- 1 pound ground beef or lamb
- 1 onion, diced
- 1 large carrot, peeled and cut into 1/4-inch dice
- 1 clove garlic, minced
- 2 tablespoons flour
- 1 cup beef broth
- 1 teaspoon dried thyme, or 2 teaspoons fresh thyme leaves
- 2 tablespoons Worcestershire sauce
- 1 tablespoon tomato paste or 2 tablespoons ketchup3/4 cup beef broth
- Salt and freshly ground black pepper
- 1 cup frozen peas
- 1 24-ounce container refrigerated mashed potatoes (such as Bob Evans brand), or 3 to 4 cups of homemade mashed potatoes, warmed
- 1/4 cup finely grated Parmesan cheese
- 1 tablespoon chopped fresh parsley for garnish (optional)
Preheat a large frying pan over medium-high heat. Add the ground beef, and brown, breaking up with a fork or wooden spoon. Drain off all but 1 to 2 tablespoons of fat.
Add the onion, carrot, and garlic, and sauté until the vegetables begin to soften. Sprinkle with the flour and cook for 1 to 2 minutes. Add the broth, stirring constantly, and cook until the mixture begins to thicken. Add the thyme, Worcestershire sauce, and tomato paste, and simmer for several minutes until the flavors are blended. Season to taste with salt and pepper. Stir in the peas.
Tip the mixture into a 1-1/2 quart casserole dish or 10-inch pie plate. Evenly spread the mashed potatoes on top of the meat mixture with a spatula. (If you’re feeling fancy, you can pipe the potatoes on top using a pastry bag and tip, or you can make a decorative pattern in the top with a common table fork.) Dust with the grated Parmesan.
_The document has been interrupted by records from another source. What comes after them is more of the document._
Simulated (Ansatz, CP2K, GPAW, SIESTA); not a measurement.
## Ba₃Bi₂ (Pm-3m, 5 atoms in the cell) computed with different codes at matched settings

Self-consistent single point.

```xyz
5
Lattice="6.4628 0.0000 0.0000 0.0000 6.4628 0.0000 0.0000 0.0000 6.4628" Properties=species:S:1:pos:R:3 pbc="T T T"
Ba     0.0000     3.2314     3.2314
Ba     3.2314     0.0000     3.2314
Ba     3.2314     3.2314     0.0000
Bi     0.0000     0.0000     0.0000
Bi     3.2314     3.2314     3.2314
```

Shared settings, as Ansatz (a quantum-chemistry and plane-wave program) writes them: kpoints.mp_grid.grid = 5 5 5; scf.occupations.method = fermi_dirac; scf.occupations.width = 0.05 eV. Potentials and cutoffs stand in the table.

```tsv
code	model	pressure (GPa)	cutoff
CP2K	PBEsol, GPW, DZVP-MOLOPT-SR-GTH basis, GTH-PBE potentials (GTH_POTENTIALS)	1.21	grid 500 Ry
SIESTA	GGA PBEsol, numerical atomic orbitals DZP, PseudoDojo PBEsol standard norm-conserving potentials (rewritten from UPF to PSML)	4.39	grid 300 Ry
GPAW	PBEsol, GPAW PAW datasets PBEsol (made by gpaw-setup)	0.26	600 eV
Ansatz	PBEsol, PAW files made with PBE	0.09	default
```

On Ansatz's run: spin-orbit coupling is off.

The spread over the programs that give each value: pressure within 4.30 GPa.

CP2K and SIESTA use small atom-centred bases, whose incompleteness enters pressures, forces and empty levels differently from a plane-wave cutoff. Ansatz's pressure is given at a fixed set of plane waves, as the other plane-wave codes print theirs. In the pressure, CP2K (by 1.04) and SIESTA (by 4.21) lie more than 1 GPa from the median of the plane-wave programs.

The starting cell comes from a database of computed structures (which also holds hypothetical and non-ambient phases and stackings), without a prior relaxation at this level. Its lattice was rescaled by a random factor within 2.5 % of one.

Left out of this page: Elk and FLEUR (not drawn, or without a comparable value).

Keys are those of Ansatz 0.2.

When ready to cook, start the Traeger grill on Smoke with the lid open until the fire is established (4 to 5 minutes). Set the temperature to 350 degrees F and preheat, lid closed, for 10 to 15 minutes.
Bake the Shepherd’s Pie for 35 to 45 minutes, or until the filling is hot and bubbly and the peaks on the potato and Parmesan topping begin to brown. If desired, dust the top with chopped fresh parsley. Let cool slightly before serving.